When discussing the German Monopolkommission’s new paper published yesterday, and its proposal to abolish the successful Law on Priority for Renewable Energy and introduce a renewable portfolio standard (quota system), the first thing to note is that they proposed exactly that last year.
You wouldn’t know from reading the paper, but this was discussed at Cabinet level of the German government, and rejected last year. This is a failed proposal. The only party backing this is the known enemy of renewable energy FDP.
So even if the FDP is not booted out of the Bundestag in the elections coming up this month (they are between 5 and 6 % in the latest polls) and we are stuck with another four years of incompetent management of the energy transition, this proposal is unlikely to actually get adopted.
Basically, there is nothing wrong with setting quotas. The law on Priority for Renewable Energy sets quotas in Article 1, for example the requirement of 35% electricity coming from renewable until 2020, and 80% until 2050. It also has a double quota in Article 39 Paragraph one.
I would be happy to support a renewable portfolio standard that required at least 10 % of electricity coming from solar until 2020. Of course on top of the existing feed-in tariff.
The failed proposal of a renewable portfolio standard says that saves money.
For one, money is not an issue. Speed is. If anything, Germany has a moral obligation to pay more to get the countermeasures to global warming kick in faster, coming from the fact that Germany has high historical cumulative per capita CO2 emissions.
Also, this is true only in the short term. Solar panels will produce electricity long after the feed-in tariff periods are over. Then they will deliver electricity at basically zero cost, potentially for centuries to come.
Renewable portfolio standards are a very short-sighted policy. Yes, they may save some surcharges in the short term. But with that comes that only the cheapest technology will be built under them. Solar would never have been able to take off under such a failed policy.

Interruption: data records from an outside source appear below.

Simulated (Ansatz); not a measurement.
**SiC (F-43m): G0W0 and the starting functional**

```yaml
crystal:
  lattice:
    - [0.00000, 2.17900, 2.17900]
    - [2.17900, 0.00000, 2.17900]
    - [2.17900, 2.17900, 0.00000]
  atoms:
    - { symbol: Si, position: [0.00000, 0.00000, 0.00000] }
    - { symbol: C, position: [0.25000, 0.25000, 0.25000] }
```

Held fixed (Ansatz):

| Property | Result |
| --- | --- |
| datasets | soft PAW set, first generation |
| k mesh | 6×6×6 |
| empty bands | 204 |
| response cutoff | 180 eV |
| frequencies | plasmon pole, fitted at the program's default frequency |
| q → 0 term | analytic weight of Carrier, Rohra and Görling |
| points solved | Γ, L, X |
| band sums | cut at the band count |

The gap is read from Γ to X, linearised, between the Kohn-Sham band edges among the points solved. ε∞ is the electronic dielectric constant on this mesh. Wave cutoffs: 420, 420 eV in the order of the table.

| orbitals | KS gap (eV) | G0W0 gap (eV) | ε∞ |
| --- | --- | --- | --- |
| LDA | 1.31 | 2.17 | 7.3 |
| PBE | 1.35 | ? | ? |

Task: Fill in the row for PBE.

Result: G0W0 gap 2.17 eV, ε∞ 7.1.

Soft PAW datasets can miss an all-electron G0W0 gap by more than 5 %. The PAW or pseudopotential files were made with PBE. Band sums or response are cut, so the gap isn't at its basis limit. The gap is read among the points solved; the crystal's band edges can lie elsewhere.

But for a transition to renewable to work, we need all potential technologies to be developed at full speed. Wind and solar complement each other nicely. Most wind in Germany is available in the winter months, when solar is down. And you don’t get such a balanced system with a “technology-neutral” failed renewable portfolio standard proposal.
Of course, while the CDU/FDP government rejected this proposal last year, they might reconsider after the election (if they keep their majority). We might lose the successful feed-in tariff system. The enemies of renewable in the FDP and the Monopolkommission might still win.
But even if that happens, the fourteen years of feed-in tariff Germany had already will have already succeeded in bringing prices for solar way down. They will already have succeeded to give solar the power to provide for around half of peak noon power demand in summer. These successes are irreversible. The enemies of renewable power at the Monopolkommission will never be able to get solar back to over 50 cents a kWh, even if they somehow get a majority for their failed policy proposals.